It was the last day in Turkey, and tomorrow the new everyday working life is about to begin. It still fascinates me how corporate people are used to this: you work 40 hours a week in an office for the whole year to enjoy two weeks of obsessive relaxation twice a year. A fair trade-off, isn’t it? As a former freelancer who had no place-bonded limitations, I’m still getting used to this concept. I hope, time will help. I’ve grown to miss my 9-5 job in just two weeks of vacation, seems like I’m on the right track.
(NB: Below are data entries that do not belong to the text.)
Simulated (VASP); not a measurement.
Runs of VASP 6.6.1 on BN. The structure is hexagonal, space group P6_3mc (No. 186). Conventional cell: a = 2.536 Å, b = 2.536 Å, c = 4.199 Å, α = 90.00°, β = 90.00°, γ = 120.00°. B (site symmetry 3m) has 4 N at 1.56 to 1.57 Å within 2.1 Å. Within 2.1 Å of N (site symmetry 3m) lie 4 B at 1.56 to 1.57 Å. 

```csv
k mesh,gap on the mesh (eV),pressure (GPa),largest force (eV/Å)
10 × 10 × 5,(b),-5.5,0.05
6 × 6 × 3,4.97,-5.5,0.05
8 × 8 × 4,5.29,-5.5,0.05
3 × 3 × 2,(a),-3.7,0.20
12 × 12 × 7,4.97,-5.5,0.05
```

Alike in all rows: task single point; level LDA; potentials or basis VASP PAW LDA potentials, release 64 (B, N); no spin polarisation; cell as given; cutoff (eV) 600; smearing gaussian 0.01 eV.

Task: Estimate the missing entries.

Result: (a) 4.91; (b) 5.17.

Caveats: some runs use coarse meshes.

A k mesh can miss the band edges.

So, this week I’ve been thinking about creativity, and it happened to be a lot. Over the last year, I’ve realized that there’s nothing more important for me than art and writing. I believe that creative processes are extremely important since our soul realizes itself in the world through them. Through creative activities, we connect with the essence of being, and for me, that is the priority. I’ve been thinking about how creativity, creation and art itself speak from our deepest selves, how it highlights aspects that are the most important for us, and how it helps us to work our wounds through and heal ourselves. I’ve been thinking about the way it all interconnects inside of us to later manifest itself in the world. It led me to a few minor conclusions:
1. There are no talents.
I believe talents were invented to justify inactivity and poor self-esteem, to excuse not believing in oneself. I’ve been there: you get an idea, you start developing it, and with the very first obstacle, you realize that it’s all faulty because you are lacking this magical thing, a talent. Guess it’s time to quit everything and forget you’ve ever tried the thing.
What we suppose to be a talent, truly, is a baby of being inclined towards something and putting time and effort into it over long periods of time. When people tell me I’m talented, I wish they could read something I wrote fourteen years ago in the very beginning. Those people would take their words back, for sure. The only thing is that I’ve been doing it for fourteen years and I loved every phase of it. That’s why it sometimes goes smoothly now and brings enjoyment not only to me but also to someone else. Pick up a thing you love, no matter how bad you are at it, and just build consistency over time. Give it your mental energy and focus, set goals and routines, just make it a regular part of your life, and you will be a happy talent owner over a not-so-long period.
2. Input leads to output.
You can’t create a missile from a scratch. You need to collect information and knowledge from people who explored missile-building subjects before you and left you some notes and conclusions. Yes, most art is different from missile-building, but the principle stays: you just pile your ideas up on something created prior. It is such a banal idea if you are used to it, but very often creative people think that they have to be a hundred per cent original, and that is a recipe for failure. You don’t want to copy and paste and have a bunch of legal issues with other creators. You just need to get inspired. And for that, you need to be curious: to collect personal experience through travelling, meeting people, doing sports, and solving issues; through reading all kinds of books and not only non-fictional ones; through watching movies, series, cartoons, and documentaries; through listening to all different kinds of music; through playing videogames. No need to do it all at once, of course, but you need to provide yourself with a flow of information, ideally, from a field you want to advance in. This way you get ideas, this way you get inspired.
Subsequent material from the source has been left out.